Japan promotes fisheries changes for recovery

The governor of Miyagi Prefecture, one of the disaster-hit areas, has promoted a change in Japan’s fishing and aquaculture rights system for the inshore fishery as a way to promote investment for recovery. These rights used to be preferentially granted to local fishery cooperatives, locally based companies, and JVs of local coops with private companies.
    
On 27 October, Yoshihiro Murai won his third term as governor of Miyagi Prefecture — the first election he faced since the March 2011 earthquake and tsunami — by stressing his accomplishments in reconstruction of disaster areas through the creation of special economic zones. Within special zones, private companies can acquire fishing rights on the same footing as local cooperatives.

As an emergency measure, the Miyagi prefectural government in October 2011 designated Marine Produce Industry Special Zones for Reconstruction within which businesses could acquire fishing rights. This was a drastic departure from Japan’s Fisheries Act, under which coastal fishing rights are to be granted with priority to local fishing cooperatives. Under that rule, fishing cooperatives could effectively veto entry of new enterprises into coastal aquaculture.
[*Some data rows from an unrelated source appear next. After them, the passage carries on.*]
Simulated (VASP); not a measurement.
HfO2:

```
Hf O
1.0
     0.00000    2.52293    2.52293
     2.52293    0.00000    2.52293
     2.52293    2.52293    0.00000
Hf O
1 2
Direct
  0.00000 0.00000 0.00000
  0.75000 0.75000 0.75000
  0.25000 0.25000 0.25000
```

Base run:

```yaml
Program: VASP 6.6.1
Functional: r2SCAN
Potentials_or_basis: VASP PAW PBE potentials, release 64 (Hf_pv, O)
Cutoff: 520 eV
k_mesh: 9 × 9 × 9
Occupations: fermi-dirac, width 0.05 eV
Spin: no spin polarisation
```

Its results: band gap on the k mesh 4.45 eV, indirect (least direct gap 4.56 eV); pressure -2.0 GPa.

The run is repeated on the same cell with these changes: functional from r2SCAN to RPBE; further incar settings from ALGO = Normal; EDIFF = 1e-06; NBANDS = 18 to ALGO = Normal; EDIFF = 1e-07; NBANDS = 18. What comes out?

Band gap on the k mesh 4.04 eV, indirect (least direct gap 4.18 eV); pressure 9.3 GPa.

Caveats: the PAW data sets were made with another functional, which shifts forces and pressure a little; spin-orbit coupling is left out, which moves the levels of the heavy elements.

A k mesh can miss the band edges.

Some conditions apply in the special zones: Seven or more local fishermen are to be either employees or shareholders of the enterprise, or more than 70 percent of the local fishing households are to be either employees or shareholders of the enterprise. If both a fishing cooperative and an eligible enterprise apply for aquaculture rights, the governor will decide which should get the rights by considering which will better contribute to restoration.

So far, one new company, an oyster-farming venture, has been granted fishery rights under this emergency exemption.

Momonoura Kaki Seisansha Godo Kaisha, a venture between Sendai-based Sendaisuisan Corporation and oyster fishermen in the Momonoura district of Ishinomaki City, was founded in August of 2012, but began its operations in earnest in October of this year with investments in an aquaculture facility, fishing boats and construction of a processing plant. It will sell directly to major supermarket chains and other buyers without brokering by the prefectural fisheries cooperative. The company’s business model is to integrate production, processing and sales.

Murai’s intention in promoting the special zones was to attract investment for rapid re-construction of the disaster area. Due to the extreme loss of vessels and facilities, rapid new investment is urgently needed. However, as many of the local fishermen were killed or are aged, and both they and their fishery cooperatives suffered severe financial losses by the disaster, it was doubtful that they could make the required investments to revive the local industry. The change was expected to prompt new investment and to create job opportunities for young people.

Representatives of the Miyagi Federation of Fisheries Cooperative Associations submitted to the governor a petition with 14,000 signatures opposing the plan. They worry that fishermen will become mere employees of large corporations, rather than independent operators. “This tramples on fishermen’s dignity and pride as professionals,” they claimed in their petition.

They also claim that a profit-driven private corporation is more likely to close down if profits do not come in as quickly as expected, and that their own access to resources will be affected by the establishment of new aquaculture facilities.

On a nationwide scale, there is pressure from business associations to amend the fisheries act to open the sector to private investment and ownership, and the special zones may be seen as a pilot program presaging further erosion of local control.

The Japan Economic Research Institute, a business federation-funded think tank, has published proposals for fishery reform (in 2007 and again after the disaster) that call for participation of private companies in the local fishing industry and promotion of the market principle. The governor’s plan is similar to these proposals. The think tank is specifically pushing for increased competitiveness through vertical integration of production, processing and distribution. They propose to abolish any impediments for entry into aquaculture and set-net fishery, and introduce the Individual Transferable Quota (ITQ) system.

This comes as the U.S. is privatizing its own ocean resources through introduction of “catch share” programs such individual fishing quotas (IFQ), first implemented in 1990 in the Mid-Atlantic Surf Clam and Ocean Quahog Fishery. Official NOAA policy encourages catch share management schemes.